Nothing Says “Follow Your Heart” Like A Degree in Business
Blunt Object points to, and Tod and Jason comment on, Alex Tabarrok’s post with regard to new college graduates choosing fluffy liberal arts majors rather than tough STEM majors. The problem is that his graphs are grossly misleading. Whether he was choosing the majors he did to illustrate a point or he was cherry-picking data to make it seem like everybody and their brother is getting a worthless degree, I do not know. But when he asks “If students aren’t studying science, technology, engineering and math, what are they studying?” he is being obtuse when he suggests it’s visual arts rather than the overwhelmingly obvious answer: business. He leaves it out entirely, leaving one with the impression that the data he points to is representative of something more than it is. Here is a crude pie chart of the study areas he’s showing divided by “good” majors (blue) and “bad” majors (purple):
A less selective data set would be to look at the top ten areas of study overall. As it happens, I recently read an article on business colleges that listed just that. Below is a crude pie chart with a huge beige slice. The beige slice represents degrees in business, health professions, and education.
I would personally consider these to be “good” degrees in that they are either likely to be required (health, education) or they are sold on the basis of economic benefit (business) rather than frivolity. It really changes the perspective, to me. People don’t major in business for the fun of it. Maybe they should major in something else, but that’s different than what Tabarrok is suggesting.
Business is not only #1, but it’s twice as large as #2 (History and Social Sciences, which I took the liberty in putting in the “bad majors” category).
This isn’t to say that the tidbit about visual and performing arts and its astonishing growth isn’t interesting, but it’s not necessarily indicative of the shift.

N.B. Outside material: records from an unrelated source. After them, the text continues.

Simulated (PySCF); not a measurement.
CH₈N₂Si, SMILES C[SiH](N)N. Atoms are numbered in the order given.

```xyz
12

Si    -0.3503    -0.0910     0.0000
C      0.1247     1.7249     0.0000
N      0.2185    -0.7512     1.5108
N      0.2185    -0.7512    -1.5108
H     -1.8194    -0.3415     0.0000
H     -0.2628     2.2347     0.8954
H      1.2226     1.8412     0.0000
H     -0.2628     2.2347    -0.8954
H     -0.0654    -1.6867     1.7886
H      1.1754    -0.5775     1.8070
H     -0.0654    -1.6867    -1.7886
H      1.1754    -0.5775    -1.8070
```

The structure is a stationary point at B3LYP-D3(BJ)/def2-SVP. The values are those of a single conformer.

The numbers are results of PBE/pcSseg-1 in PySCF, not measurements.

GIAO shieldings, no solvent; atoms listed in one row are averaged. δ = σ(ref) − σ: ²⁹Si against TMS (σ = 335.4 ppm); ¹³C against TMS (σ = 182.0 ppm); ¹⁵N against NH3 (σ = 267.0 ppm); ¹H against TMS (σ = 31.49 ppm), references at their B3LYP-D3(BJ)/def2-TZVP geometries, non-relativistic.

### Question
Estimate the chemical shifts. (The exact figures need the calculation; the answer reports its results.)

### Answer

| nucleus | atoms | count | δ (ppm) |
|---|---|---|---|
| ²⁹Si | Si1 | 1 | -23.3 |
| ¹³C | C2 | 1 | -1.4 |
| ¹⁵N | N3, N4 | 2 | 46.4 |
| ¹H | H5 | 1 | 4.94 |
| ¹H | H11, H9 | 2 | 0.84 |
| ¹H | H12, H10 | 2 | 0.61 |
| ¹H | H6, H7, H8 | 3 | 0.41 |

Now, the one thing I cannot find is data on whether business majors have expanded the way that visual and performing arts majors have. I’d welcome the data if someone else wants to track it down, but I would be willing to bet it has. As more and more people cite economic advancement as their reason for getting a degree, “business” comes to mind. It’s also the case that business, as the Chronicle of Higher Ed degree points out, is a profit center for universities and often requires less work on the part of the student.
A little anecdata to tie some of these things together. My college roommate started off as a physics major. He ended up as a business major. In fact, most of the people I knew in college who started with a hard science major ended up doing something else. Because… well… some people aren’t made to be STEM majors! Not because they are lazy (though sometimes student-life balance inadvertently plays a role), but because there are some things that are difficult enough that if you don’t love it, you won’t make it. I got by on an industrial technology degree that was part business and part tech on the strength of the former and stellar grades in my liberal arts classes.